On The Insider: Tyra as… Michelle Obama?
Find Articles in:
all
Business
Reference
Technology
News
Sports
Health
Autos
Arts
Home & Garden
advertisement
Featured White Papers
advertisement

Content provided in partnership with
Thomson / Gale

Remains To Be Seen. - Review - book review

ArtForum,  April, 2000  by Stanley Cavell

STANLEY CAVELL ON THE ARCADES PROJECT

Walter Benjamin, The Arcades Project, translated by Howard Eiland and Kevin McLaughlin. Cambridge, MA: Belknap Press of Harvard University Press, 1999, 1,074 pages, $39.95.

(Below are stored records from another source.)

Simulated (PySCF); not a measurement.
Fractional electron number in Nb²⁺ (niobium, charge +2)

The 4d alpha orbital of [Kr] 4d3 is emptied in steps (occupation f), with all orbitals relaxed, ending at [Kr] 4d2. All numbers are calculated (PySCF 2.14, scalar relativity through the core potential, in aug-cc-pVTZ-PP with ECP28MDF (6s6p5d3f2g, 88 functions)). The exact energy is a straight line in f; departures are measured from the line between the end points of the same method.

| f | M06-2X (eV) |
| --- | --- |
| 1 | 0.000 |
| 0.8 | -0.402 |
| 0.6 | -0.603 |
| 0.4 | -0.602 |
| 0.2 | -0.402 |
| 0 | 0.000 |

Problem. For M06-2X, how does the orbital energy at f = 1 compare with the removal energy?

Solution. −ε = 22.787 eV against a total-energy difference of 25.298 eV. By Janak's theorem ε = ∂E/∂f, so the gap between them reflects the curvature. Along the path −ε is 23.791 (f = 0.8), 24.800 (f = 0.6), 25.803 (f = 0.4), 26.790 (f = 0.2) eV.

So it was for this that Walter Benjamin summoned voices to blend and to contend with his, and with each other's, ones that he found to flow along his dreams (e.g., p. 467)--his and (he claims, as a philosopher must) ours (e.g., pp. 212, 391)--from which the work of this work is variously to join in awakening us (e.g., pp. 388, 458), rescuing (e.g., pp. 473, 476) or say redeeming (e.g., pp. 332, 462) the phenomena of our world, processes that require blasting phenomena from their historical successions (p. 475), suggesting thought as a volcano (p. 698), forming new constellations (e.g., p. 463), allegorizing (e.g., pp. 211, 330, 367) the dialectical in every genuine image (e.g., 462, 473), where the place one encounters such an image is language (p. 462), in which the past and future are polarized by means of anticipating as it were the present (p. 470) (a thought Benjamin compliments Turgot for formulating [p. 478]; for us it is quite pure Thoreau), and where, further, "the present" is not a fixed point but a scene of ruins (p. 474), illuminated by flashes of lightning (e.g., pp. 91, 226, 456) (a melodramatic but recognizable vision of Wittgenstein's Investigations), each of which marks a now, a dawn, of recognition (e.g., pp. 463, 473), allowing thought to be drawn, as by the magnetic North Pole (p. 456) (which others correct for, which Benjamin claims to correct by), not toward purported permanencies and their petrified (p. 366) understandings (supporting our familiar forms of social cohesion) but to the debris or detritus of a culture (pp. 460, 543), occasions for reading, for rebuking the idea of decline as much as the idea of progress in history (e.g., 460).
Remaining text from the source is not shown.